Can you think of things that he likes? Or add some stuff if you need to? E.g. you can watch this video while I brush your teeth, let's take your nappy off and then you can choose your favourite cereal for breakfast, put your shoes on and then I'll let you open the car with my car keys, etc?

Welshfiver · 16/05/2024 15:44

Very similar here, I do things you've already mentioned namely distraction through screen time and giving choices. Sometimes this works. I nearly always have to do teeth by force which is awful.

On really bad mornings I have had to put him back in the cot until ready to stop fighting me.

Solidarity - it's like starting the day on a really bad note isn't it!

TinyTeachr · 16/05/2024 16:39

We have a good behaviour her (used to be branstom pickle but my eldest decorated it with sparkly stickers). Virtually any level of plastic behaviour means they get a marble for the jar. They get to pick which one to put in, which they like doing. So on a really good morning, they might end up getting 3 marbles, in a bad one they still usually and up with one. When the jar is full they get a treat e.g. they want a basketball book for their room (eldest has one), or we might go for a day out.

The idea is that it is very frequent positive reinforcement. I aim to get it filled for something nice we were going to do anyway, but they don't know that!

Yourethebeerthief · 16/05/2024 19:08

My two and a half year old is still in pull ups and also takes an inhaler sometimes.

He knows we don't leave the house without the following: Clean nappy, dressed, shoes, teeth, suncream/inhaler as needed.

For the inhaler it was explained to him why he needed it and then when he made a fuss all toys were tidied away and I shut myself in one room with him. He eventually caved because there was nothing else to do. I explained that as soon as it was done we could get on with x y and z fun thing. After he took it he got big cuddles and lots of praise. He takes it no bother now.

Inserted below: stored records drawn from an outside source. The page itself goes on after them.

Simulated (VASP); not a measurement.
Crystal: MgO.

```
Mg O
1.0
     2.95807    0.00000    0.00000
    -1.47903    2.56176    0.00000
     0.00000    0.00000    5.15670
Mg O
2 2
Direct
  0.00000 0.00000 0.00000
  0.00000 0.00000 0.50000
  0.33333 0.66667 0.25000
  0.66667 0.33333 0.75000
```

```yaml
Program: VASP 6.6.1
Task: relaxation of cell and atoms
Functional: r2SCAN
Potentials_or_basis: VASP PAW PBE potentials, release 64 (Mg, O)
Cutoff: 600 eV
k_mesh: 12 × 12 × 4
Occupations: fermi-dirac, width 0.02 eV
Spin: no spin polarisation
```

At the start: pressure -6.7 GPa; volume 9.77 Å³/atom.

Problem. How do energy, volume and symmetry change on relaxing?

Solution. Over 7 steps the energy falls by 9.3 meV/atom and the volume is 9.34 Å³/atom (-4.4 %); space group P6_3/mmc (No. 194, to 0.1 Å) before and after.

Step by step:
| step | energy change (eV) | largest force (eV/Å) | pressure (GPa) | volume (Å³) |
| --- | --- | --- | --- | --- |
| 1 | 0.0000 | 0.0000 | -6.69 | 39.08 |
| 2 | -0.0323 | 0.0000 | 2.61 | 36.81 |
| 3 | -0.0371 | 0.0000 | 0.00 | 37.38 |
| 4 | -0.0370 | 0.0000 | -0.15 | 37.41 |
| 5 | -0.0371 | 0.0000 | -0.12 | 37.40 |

Same with anything else. He knows if he doesn't do them toys get put away, telly off etc and that I'll sit in an empty room with him until it's done. He knows there's no point fighting because I am more stubborn than he is. I'll sit in a room with him doing nothing for half an hour if that's what he chooses (he never does because he wants to go out and play!)

adviceforworriedmum · 16/05/2024 19:19

I feel your pain OP.

This always worked for me:

Say "I bet you can't choose a top before I count to 10" Let them win and give them a star / sticker for their reward chart. I would then say "oh no you won't win again! I'll win the next one!"

I used to vary what I counted up to, depending on what needed to be done. Teeth cleaning would be up to 100 (counting very slowly).

It always worked for me. In fact, I do still use this technique for my pre-teen if they are dragging their feet a bit!

skkyelark · 17/05/2024 10:53

Some things that work with my two year old:

Giving her ownership of the task as much as possible. She has a strong 'me do it' streak, and working with that, she can do a surprising amount. So with an inhaler, I'd be lifting her up to get it out of the cupboard, letting her take the lid off and put it in her mouth, then I do the actual squeeze bit, then she puts the lid back on, I lift her up to put it away. Teeth, she gets her brush and tube of toothpaste, I open the tube and squeeze the teeniest bit of paste out, she wipes it on to her brush, brushes herself, then I brush, then she rinses the brush and puts it away.

Giving her open choices (contrary to all advice about toddlers!). Saying 'please go choose some trousers' works much better with her than saying 'would you like the pink ones or the blue ones?' So all her clothes are in those drawer organiser boxes, and off she goes to choose some trousers. Even if she tips the whole box over in the process, it's much faster to shove a bunch of toddler leggings back in a box than to argue a toddler into compliance.

Letting her see big sister doing these things as often as possible and use the fact that she wants to do what her adored big sister does. I'm pretty sure the step where I brush her teeth is accepted because that's exactly what she sees big sister do.